When told, Ms Chambers was said to have appeared to be annoyed and angry and did not respond to the call well. A written statement was requested from Ms Chambers but she refused to respond or provide a statement.
On June 10, 2022, the Teaching Regulation Agency held a misconduct panel and found the allegations against Ms Chambers to be true, and found to have breached Teachers’ Standards. The panel found that Ms Chambers’ behaviour had breached the standard that a teacher “must set high expectations which inspire, motivate and challenge pupils establishing a safe, and stimulating environment for pupils, rooted in mutual respect.”
Following the hearing, Teaching Regulation Agency (TRA) decision maker John Knowles banned Ms Chambers from teaching with immediate effect, and gave her a minimum two year review period on her prohibition order before she can consider trying to teach again, on the basis that her lack of remorse means there is “some risk” to the future wellbeing of pupils.
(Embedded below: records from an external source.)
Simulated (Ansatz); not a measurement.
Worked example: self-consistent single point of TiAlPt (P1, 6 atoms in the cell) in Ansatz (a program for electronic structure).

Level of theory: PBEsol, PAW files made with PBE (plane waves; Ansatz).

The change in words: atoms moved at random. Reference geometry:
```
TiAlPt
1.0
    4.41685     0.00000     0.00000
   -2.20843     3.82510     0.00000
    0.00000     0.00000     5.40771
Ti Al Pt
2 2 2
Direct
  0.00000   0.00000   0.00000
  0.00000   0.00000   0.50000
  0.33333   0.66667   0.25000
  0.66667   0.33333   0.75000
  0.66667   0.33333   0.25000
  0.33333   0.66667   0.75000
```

In a statement on behalf of the misconduct panel, Mr Knowles said: “The lack of engagement in the TRA proceedings by Ms Chambers including her failure to demonstrate any insight or remorse for her actions was a significant factor informing the opinion that prohibition was warranted in the circumstances.”
He added: “The panel noted Ms Chambers has refused to provide any account of her actions on 6 March 2020, and refused to engage with the Agency’s enquiries, LADO investigation, and the TRA proceedings. Accordingly, the panel made a recommendation to the Secretary of State that a prohibition order should be imposed with immediate effect.”